Posted in: Disc Reviews by Gino Sassani on March 29th, 2012
Bugs Bunny and his special Looney Tunes friends have been around for a long time. He first appeared in 1938 in his most familiar form. During the second World War he was a popular choice with the fighting men. Many of the cartoons of the era were patriotic, and some might even call them propaganda. They certainly pushed the war effort in a supportive way. When the war was over Bugs and his pals took on a wide range of subjects. Often movie stars were spoofed, and the series of shorts soon became a satire on the pop culture of the time. It’s hard to really see it now, but Bugs and Looney Tunes were the South Park of their time, and no institution or celebrity was safe from being spoofed.
The cartoons have evolved over the years and have practically given Warner Brothers their identity for over 80 years. The characters still thrive. They do advertisements, and every now and then a new Looney Tunes cartoon show makes its debut. The Looney Tunes Show was one of those more recent entries in the franchise.
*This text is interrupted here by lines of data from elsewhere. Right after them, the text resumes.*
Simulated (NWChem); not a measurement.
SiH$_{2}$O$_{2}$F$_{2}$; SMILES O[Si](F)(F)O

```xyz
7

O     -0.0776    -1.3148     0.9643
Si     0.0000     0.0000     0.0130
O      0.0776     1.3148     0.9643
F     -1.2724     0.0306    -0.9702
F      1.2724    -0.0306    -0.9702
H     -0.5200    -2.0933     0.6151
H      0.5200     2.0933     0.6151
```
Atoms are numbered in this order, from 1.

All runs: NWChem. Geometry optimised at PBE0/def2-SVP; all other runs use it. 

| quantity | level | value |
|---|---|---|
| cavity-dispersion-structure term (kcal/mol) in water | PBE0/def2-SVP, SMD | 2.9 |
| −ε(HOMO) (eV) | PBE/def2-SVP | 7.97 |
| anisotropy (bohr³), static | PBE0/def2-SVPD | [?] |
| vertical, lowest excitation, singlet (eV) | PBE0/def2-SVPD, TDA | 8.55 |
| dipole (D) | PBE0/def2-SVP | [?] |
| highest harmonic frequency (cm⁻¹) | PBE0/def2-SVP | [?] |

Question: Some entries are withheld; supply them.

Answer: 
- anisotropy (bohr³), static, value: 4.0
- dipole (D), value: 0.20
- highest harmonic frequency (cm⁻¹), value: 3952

This series premiered as recently as 2011 and airs on The Cartoon Network. This third volume set includes 4 episodes with multiple cartoons in each:
The Foghorn Leghorn Story:
Daffy is trying out to play the part of Foghorn Leghorn in a movie about his life. He only ends up in a fight with the real Foghorn. Bugs and Yosemite Sam find a treasure they think could be worth a million bucks. Both end up fighting over the treasure, and the two fights end up turning into one big fight.
Bugs is in a bachelor auction, and Lola Bunny ends up bidding $100,000. They end up in Paris where Lola tries to seduce him with the sights. Meanwhile, Granny bids on Daffy to have him clean her attic.
Peel Of Fortune:
Daffy is envious when he learns that Bugs is making a good living from an invention. He decides to invent his own moneymaker. Of course, he can’t come up with any ideas of his own, so he steals Bugs’s notes and ends up getting them both in trouble.
Daffy cheats on a contest and wins a romantic date for two. Of course, he doesn’t have a date. Lola helps him to swoon his intended but starts to fall for him herself. She starts to stalk Daffy and in turn gets Bugs jealous.
Each of the cartoons is presented in a 1.78:1 aspect ratio. These are much more modern cartoons, and the presentation is much brighter than a few of these other releases. There is minimal compression issue, and the show looks pretty much the way it did on television.
The Dolby Digital 2.0 track is pretty much a dialog presentation.
It’s nice to see how little these characters have changed over the years, although the Foghorn Leghorn episode did get the characters their first PG-TV rating because of the extended fistfight. Still these are quite safe for the young ones with little of the common toilet humor and more character humor. “Get your mind out of the gutter.”